2.2 Measurement error model

For subject i, let W_{i j} be the jth replicated surrogate measurement of the true covariate vector X_i and k_i be the number of replicates of W_i. Assume that the surrogate measurement satisfies the classical measurement error model

W_{i j} = X_{i} + U_{i j}, i = 1, \dots, n, j = 1, \dots, k_{i},

where U_{i j} are random errors. Suppose that U_{i j} are independent of (ν_i,X_i,Z_i) and C_i, which implies that the measurement errors are non-differential. In other words, W_i provides no additional information regarding the event process when the true covariate X_i is given (Carroll et al., 2006, Chapter 2). Let μ_s and Σ_s be the mean and covariance matrix of a random vector s, Σ_sh be the covariance matrix of two random vectors (s,h), and γ = (μ_X,μ_Z,Σ_U,Σ_X,Σ_Z,Σ_XZ) be the parameter of the distribution of X given (W,Z). We assume that X given (W̄,Z) follows a multivariate normal distribution with mean

ℰ (X ∣ \bar{W}, Z, γ) = μ_{X} + (\begin{array}{l} \sum_{X} & \sum_{X Z} \end{array}) {(\begin{matrix} \sum_{X} + \sum_{U} / k & \sum_{X Z} \\ \sum_{Z X} & \sum_{Z} \end{matrix})}^{- 1} (\begin{matrix} \bar{W} - μ_{X} \\ Z - μ_{Z} \end{matrix})

and variance

\sum (γ) = \sum_{X} - (\begin{matrix} \sum_{X} & \sum_{X Z} \end{matrix}) {(\begin{matrix} \sum_{X} + \sum_{U} / k & \sum_{X Z} \\ \sum_{Z X} & \sum_{Z} \end{matrix})}^{- 1} (\begin{matrix} \sum_{X} \\ \sum_{Z X} \end{matrix}) .

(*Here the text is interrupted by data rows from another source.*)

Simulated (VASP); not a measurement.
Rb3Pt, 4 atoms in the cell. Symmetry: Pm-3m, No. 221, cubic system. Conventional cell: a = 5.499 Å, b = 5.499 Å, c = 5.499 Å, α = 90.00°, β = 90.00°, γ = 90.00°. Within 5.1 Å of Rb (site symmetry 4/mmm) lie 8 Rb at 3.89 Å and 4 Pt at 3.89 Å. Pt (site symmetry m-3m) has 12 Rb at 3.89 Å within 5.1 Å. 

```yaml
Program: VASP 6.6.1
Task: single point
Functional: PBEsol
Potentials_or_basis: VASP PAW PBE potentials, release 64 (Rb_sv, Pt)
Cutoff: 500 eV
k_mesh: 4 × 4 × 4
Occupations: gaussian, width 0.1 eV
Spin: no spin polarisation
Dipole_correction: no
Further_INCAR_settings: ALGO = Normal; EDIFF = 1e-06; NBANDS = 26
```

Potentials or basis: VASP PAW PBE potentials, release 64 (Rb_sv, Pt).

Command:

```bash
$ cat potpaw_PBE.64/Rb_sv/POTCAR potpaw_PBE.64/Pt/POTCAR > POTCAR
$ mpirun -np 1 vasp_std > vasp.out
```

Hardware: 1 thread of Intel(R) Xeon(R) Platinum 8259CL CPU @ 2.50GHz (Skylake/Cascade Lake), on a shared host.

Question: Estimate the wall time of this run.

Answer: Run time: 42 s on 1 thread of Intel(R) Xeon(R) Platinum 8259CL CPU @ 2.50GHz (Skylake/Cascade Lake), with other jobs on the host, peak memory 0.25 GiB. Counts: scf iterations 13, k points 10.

As in Carroll et al. (2006, Chapter 4), the formula given above is the best linear approximation of ℰ (X | W̄,Z,γ), and it can also be applied when Z is discrete.

3 Correction for errors-in-variable

Assume that the observed data {(C_i, (T_i₁, …,T_{im_i}),{W_i₁, …,W_{ik_i}},Z_i), i=1, …,n} are independent and identically distributed (iid), where T_{i j} denotes the observed event time for j = 1, …,m_i, and m_i denotes the number of recurrent events that occurred before C_i. As mentioned in Section (2.1), C is conditionally independent of the recurrent event process N(t) given (ν,X,Z). Then, by (2), we have

ℰ (N (C) Λ_{0}^{- 1} (C) ∣ X, Z) = ℰ (ℰ (N (C) Λ_{0}^{- 1} (C) ∣ ν, C, X, Z) ∣ X, Z) = e^{α_{0} + β_{X}^{'} X + β_{Z}^{'} Z} .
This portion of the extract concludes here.